I would expect TLS certs to compress very poorly
Yeah it's the TLS certs that really cause the size inflation. The zlib PR works but is not really a long term solution, it just kicks the problem down the road.
Just a note for someone trying to go around this. After you try to create a cluster with security=True
the certificates will be appended to the config
, so if you try to create a new cluster afterwards with security=False
the config will be too big anyways. You need to cleanup the certs from config after the execution attempt with security=True
.
To add to what @tiagoantao said only the in-memory config is updated. Restarting your Python process or notebook kernel will clear out any cached certs.

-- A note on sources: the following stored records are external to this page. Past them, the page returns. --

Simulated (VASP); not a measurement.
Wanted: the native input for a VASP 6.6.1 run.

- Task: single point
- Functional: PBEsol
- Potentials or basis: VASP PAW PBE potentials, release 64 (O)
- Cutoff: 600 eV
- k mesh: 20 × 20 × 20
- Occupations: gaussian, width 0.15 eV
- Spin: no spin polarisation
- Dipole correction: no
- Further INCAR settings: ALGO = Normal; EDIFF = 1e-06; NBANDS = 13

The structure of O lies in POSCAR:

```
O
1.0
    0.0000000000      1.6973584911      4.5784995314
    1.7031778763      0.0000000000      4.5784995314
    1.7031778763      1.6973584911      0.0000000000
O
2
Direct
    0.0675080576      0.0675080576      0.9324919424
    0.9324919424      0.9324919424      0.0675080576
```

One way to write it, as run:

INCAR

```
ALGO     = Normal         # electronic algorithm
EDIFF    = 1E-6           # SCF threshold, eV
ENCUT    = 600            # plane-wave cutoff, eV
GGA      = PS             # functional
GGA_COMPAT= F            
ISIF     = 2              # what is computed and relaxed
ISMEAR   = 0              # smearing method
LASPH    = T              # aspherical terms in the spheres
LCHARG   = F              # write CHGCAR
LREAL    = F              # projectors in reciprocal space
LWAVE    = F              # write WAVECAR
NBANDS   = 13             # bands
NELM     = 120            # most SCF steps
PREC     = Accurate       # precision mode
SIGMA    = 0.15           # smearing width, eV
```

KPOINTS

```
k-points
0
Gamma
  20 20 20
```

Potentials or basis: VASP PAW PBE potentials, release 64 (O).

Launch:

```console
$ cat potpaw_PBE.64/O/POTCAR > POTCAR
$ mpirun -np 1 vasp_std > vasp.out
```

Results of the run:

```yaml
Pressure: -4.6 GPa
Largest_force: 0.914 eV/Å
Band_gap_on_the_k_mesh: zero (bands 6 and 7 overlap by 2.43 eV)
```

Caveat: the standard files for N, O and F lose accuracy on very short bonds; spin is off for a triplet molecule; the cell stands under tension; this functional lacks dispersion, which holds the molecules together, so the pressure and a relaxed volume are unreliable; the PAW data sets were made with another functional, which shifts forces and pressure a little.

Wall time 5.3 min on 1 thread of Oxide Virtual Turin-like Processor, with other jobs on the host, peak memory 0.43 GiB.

Hello - I ran into this issue trying to setup a EC2Cluster
>>> from dask_cloudprovider.aws import EC2Cluster
>>> cluster = EC2Cluster(
ami="ami-some-ami-built-with-packer",
bootstrap=False,
vpc="vpc-some-vpc",
security_groups=["sg-some-security-grp"],
security=False
)
Creating scheduler instance
Traceback (most recent call last):
File "<stdin>", line 1, in <module>
File "/home/srao/.pyenv/versions/cloudprovider/lib/python3.7/site-packages/dask_cloudprovider/aws/ec2.py", line 478, in __init__
super().__init__(debug=debug, **kwargs)
File "/home/srao/.pyenv/versions/cloudprovider/lib/python3.7/site-packages/dask_cloudprovider/generic/vmcluster.py", line 289, in __init__
super().__init__(**kwargs, security=self.security)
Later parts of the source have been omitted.